Some Of The Most Important Albums Of The ’90s Were Also Released
It wasn’t just chart-topping music that was getting airplay that summer either. In Europe, Daft Punk announced their arrival with “Around The World,” which is a song that immediately takes me back to that time whenever I hear it. I was traveling in Europe that summer and “Around The World” was everywhere, in every country, in every club, and in every bar.
Radiohead’s OK Computer was released in May and suddenly it was clear that if pop hadn’t killed grunge, this strange new mix of rock with an electronic twist would. Of course, the album would end the decade at the top of many critics’ lists of the best of the ’90s.
If all that wasn’t enough, Missy Elliott, The Backstreet Boys, and Erykah Badu all released their debut albums in the spring or summer. It’s almost too much to take in. Creed also released their debut record, but I’m not going to hold that against 1997.
Concert Tours Also Hit A Peak
Not only were album and single sales filling the pockets of record companies with millions of dollars, but the live music scene was also absolutely huge. Personally, I saw some of the most memorable concerts of my life that summer, including catching Michael Jackson in Paris and traveling to the middle of nowhere, Maine to watch Phish play six sets at their festival dubbed “The Great Went.” The festival drew 70,000 people to remote Limestone, Maine, and was the highest-grossing event of its kind that summer, bringing in $4 million for the New England quartet.
Across the concert sheds of America, traveling festivals were the order of the day. Lollapalooza was on its eighth and final run before going dormant for a few years when it was revived as a one-off annual festival and has since evolved into multiple festivals around the world.

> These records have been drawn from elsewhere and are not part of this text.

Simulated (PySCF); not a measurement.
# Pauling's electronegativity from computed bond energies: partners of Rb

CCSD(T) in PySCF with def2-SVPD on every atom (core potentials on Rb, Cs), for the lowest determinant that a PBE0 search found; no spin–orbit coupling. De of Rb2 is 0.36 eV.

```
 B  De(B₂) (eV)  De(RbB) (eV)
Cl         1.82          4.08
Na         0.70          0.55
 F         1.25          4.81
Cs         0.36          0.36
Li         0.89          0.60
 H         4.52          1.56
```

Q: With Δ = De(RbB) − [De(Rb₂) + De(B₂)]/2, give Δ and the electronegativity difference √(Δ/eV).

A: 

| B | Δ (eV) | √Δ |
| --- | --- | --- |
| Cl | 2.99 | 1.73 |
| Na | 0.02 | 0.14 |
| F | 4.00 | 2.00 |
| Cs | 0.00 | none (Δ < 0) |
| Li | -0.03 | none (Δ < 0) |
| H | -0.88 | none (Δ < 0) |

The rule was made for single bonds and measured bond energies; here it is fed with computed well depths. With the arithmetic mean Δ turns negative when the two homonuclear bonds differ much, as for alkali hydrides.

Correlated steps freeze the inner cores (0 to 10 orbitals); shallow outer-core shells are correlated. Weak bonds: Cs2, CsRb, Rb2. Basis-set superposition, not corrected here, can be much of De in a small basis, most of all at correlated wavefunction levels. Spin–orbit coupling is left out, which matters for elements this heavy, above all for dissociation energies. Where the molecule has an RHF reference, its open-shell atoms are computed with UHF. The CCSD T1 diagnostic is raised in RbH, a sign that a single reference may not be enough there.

The “hippie” version of Lolla, H.O.R.D.E., had one of its biggest tours with the 1997 version featuring Neil Young, Beck, Blues Traveler, and others. The Vans Warped Tour was celebrating punk and skateboard culture. Ozzfest debuted with the then-recently reunited Black Sabbath headlining the metal fest. It seems every genre possible was getting its own traveling circus.
That included, after long last, a festival featuring a lineup of all-female-based acts, the Lilith Fair. For years, tours like Lolla had been fairly criticized for not featuring enough women artists and in 1997, Sarah McLachlan took things into her own hands and founded the festival, named after Adam’s first wife, Lilith, who refused to be subservient to Adam according to Jewish folklore. The festival brought together some of the biggest female artists of the ’90s. In addition to McLachlan, Sheryl Crow, The Indigo Girls, Fiona Apple, Jewel, Lisa Loeb, Tracy Chapman, Joan Osborne, Suzanne Vega, and many others played various dates on the tour.
All the while, U2 was filling stadiums on their PopMart tour, Fleetwood Mac’s classic lineup reunited for the first time in years, The Rolling Stones hit the road again, this time in support of their Bridges To Babylon album, Michael Jackson toured the world for his final time, though the 82-date run didn’t feature any shows in the United States, and Garth Brooks played a free concert in front of a mind-boggling 800,000 people in New York’s Central Park. It was, to say the least, one hell of summer to catch whatever kind of music you loved—even if it’s Creed.